As per the title, ILM simply does not work, or at least it doesn't work according to what Kibana or the docs make you believe should work.
I can create a lifecycle policy and attach a index but it will never roll over. I also tried doing it as per the docs. Create a template, create the policy, attach template to policy, manually create the first index and then have logstash index to myindex-000001 along with the ilm policy settings in the output but that too creates no rollover indexes.
The legibility of the docs is not good. Required settings are hard to spot and too strung out over long pages.
The reason there is now a second index is because I forced the lifecycle policy to run again. That created the second index but after that no new index is created nor is the old index deleted.
ILM is not really intended to be used on 1m lifecycle. I Do not believe You will achieve your desired behavior. My understanding is that ILM is an opportunistic background task it is not preemptive so it is not going to execute on the exact time frame.
It's designed to work on the order of hours or days not minutes.

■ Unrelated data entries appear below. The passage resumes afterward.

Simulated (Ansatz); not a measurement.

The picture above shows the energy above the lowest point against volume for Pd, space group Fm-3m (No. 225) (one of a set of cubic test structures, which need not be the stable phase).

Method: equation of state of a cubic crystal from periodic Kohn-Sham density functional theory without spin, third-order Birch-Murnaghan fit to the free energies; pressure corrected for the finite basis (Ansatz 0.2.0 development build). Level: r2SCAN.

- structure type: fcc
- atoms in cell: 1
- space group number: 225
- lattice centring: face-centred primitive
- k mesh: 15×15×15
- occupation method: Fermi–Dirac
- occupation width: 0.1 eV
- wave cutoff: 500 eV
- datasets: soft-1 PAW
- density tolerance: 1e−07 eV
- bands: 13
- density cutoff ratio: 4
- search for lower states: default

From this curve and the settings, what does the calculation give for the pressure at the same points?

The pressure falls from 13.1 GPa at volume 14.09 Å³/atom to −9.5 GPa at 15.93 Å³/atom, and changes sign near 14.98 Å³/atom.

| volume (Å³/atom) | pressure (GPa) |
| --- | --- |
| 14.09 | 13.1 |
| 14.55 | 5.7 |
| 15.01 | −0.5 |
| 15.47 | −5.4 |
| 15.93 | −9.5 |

Apologies. Ah I suspected This was for testing I've written several other threads on this topic where folks are trying to test using minutes and perhaps you're right The documents could be better.
When you use normal numbers the ILM will work plus or minus a couple percents in either time or size of the index.
You can always open an issue for Kibana and / or the documentation and supply suggestions that's part of the community and an open source project.
I have given suggestions numerous times. I don't mind because in the end Elastic becomes a better product but at the same time I am a paying customer, I expect documentation to at least give me basic working examples. In case of ILM that simply isn't the case. I now have one policy that for some reason works and another one that doesn't even though I followed the exact same steps. Logstash trows an alias related error but than the next problem is the logstash documentation doesn't really explain how, or if you need to set up the ilm inside logstash as well.
At this point I pretty much wasted a day on trying to figure something out which should be very simple. Your UI lets you create a policy and link a index. It doesn't mention anything else being required but that simply won't work.
@Sjaak01 ILM uses a poll interval of 10 minutes (indices.lifecycle.poll_interval) which defaults to 10 minutes.
The times in the phases are expected to be (considerably) larger than that, as @stephenb said. Your rollover with 1m and deletion with 5m is not helping that and could cause issues.
We don't recommend changing this value for production, but for a test you could set it to 1 minute.
Make your rollover be 2 or 3 minutes and your deletion 5 minutes.
Also your Logstash output is pointing to the ILM settings AND to the index name. So there might be a conflict, or simply the ILM settings are being ignored, making ingestion always happen in v2-testdiag-000001, not in the alias, which should change after rollover.
Remove the index name in the test. Logstash will create the index with the proper name and policy and actually write to the rollover alias, not to the first index as you specified.
I want to apoligize because I was overly rude in my previous post.
I gave it some time and looked at it again and everything is working now. As mentioned before, the ILM can be a bit slow so for anyone that wants to test, I suggest 1 hour intervals.
What I had to do is is 1) create a index template 2) create the ILM 3) manually create the first index matching the template. The latter seems to be important for ILM to actually work.
It might be a idea to make the explanation in the GUI a bit clearer because its easy to think just setting it up using the UI is enough.